# Baseline Forecasting Models

This notebook establishes baseline forecasting performance using simple statistical methods. These baselines serve as benchmarks that more sophisticated models (Prophet, SARIMAX, XGBoost) should outperform.

## Baseline Methods
1. **Naive Forecast**: Last observed value
2. **Seasonal Naive**: Same month from previous year
3. **Moving Average**: 3-month and 6-month rolling averages
4. **Linear Trend**: Simple linear regression

## Forecast Horizon
- **Training**: January 2022 - December 2024 (36 months)
- **Validation**: January 2025 - June 2025 (6 months)
- **Forecast**: July 2025 - December 2026 (18 months)

In [1]:
import pandas as pd
import numpy as np
import plotly.graph_objects as go
from plotly.subplots import make_subplots
from pathlib import Path
from sklearn.metrics import mean_absolute_error, mean_squared_error, mean_absolute_percentage_error
import warnings
warnings.filterwarnings('ignore')

print("✓ Libraries imported successfully")

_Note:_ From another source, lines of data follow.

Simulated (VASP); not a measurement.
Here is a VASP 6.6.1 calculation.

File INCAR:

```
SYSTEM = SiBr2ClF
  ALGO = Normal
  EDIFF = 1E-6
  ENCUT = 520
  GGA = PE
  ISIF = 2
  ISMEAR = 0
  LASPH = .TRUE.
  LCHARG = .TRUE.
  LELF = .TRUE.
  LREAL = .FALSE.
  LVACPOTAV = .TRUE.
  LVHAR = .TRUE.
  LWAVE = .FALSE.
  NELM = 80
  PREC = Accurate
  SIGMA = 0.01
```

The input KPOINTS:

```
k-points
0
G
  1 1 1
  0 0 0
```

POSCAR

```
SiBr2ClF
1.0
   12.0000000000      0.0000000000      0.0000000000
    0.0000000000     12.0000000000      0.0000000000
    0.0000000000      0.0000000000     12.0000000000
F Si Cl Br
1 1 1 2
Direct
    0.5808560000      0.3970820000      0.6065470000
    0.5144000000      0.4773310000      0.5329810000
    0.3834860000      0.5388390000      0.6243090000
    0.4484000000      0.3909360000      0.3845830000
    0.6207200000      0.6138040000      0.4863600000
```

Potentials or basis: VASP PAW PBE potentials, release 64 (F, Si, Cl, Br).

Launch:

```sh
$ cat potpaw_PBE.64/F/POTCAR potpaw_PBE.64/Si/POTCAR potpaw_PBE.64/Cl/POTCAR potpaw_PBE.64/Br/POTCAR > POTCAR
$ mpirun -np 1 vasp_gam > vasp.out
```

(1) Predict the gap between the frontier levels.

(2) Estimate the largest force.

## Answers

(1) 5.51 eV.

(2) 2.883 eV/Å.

✓ Libraries imported successfully


## Section 1: Load Time Series Data

Load the complete company-level time series created in notebook 08.

In [2]:
# Load company-level time series
data_path = Path('../data/processed/monthly_aggregated_full_company.parquet')

if not data_path.exists():
    # Try CSV if Parquet doesn't exist
    data_path = Path('../data/processed/monthly_aggregated_full_company.csv')
    df = pd.read_csv(data_path)
    df['date'] = pd.to_datetime(df['date'])
    df['year_month'] = pd.to_datetime(df['year_month']).dt.to_period('M')
else:
    df = pd.read_parquet(data_path)

# Sort by date
df = df.sort_values('date').reset_index(drop=True)

print(f"Loaded time series data:")
print(f"  Records: {len(df)}")
print(f"  Date range: {df['date'].min()} to {df['date'].max()}")
print(f"  Columns: {list(df.columns)}")

Loaded time series data:
  Records: 36
  Date range: 2022-01-01 00:00:00 to 2024-12-01 00:00:00
  Columns: ['year_month', 'total_orders', 'total_km', 'external_drivers', 'internal_drivers', 'Delivery', 'Leergut', 'Pickup/Multi-leg', 'Retoure/Abholung', 'date', 'total_drivers', 'km_per_order', 'month', 'year']


## Section 2: Train/Validation Split

Split data for proper time series evaluation.

In [3]:
# Define split points
train_end = '2024-06-30'
val_start = '2024-07-01'
val_end = '2024-12-31'

# Split data
train_df = df[df['date'] <= train_end].copy()
val_df = df[(df['date'] >= val_start) & (df['date'] <= val_end)].copy()

print(f"Data Split:")
print(f"  Training: {len(train_df)} months ({train_df['date'].min()} to {train_df['date'].max()})")
print(f"  Validation: {len(val_df)} months ({val_df['date'].min()} to {val_df['date'].max()})")

# Target metrics to forecast
target_metrics = ['total_orders', 'total_km', 'total_drivers']

print(f"\nTarget Metrics: {target_metrics}")

Data Split:
  Training: 30 months (2022-01-01 00:00:00 to 2024-06-01 00:00:00)
  Validation: 6 months (2024-07-01 00:00:00 to 2024-12-01 00:00:00)

Target Metrics: ['total_orders', 'total_km', 'total_drivers']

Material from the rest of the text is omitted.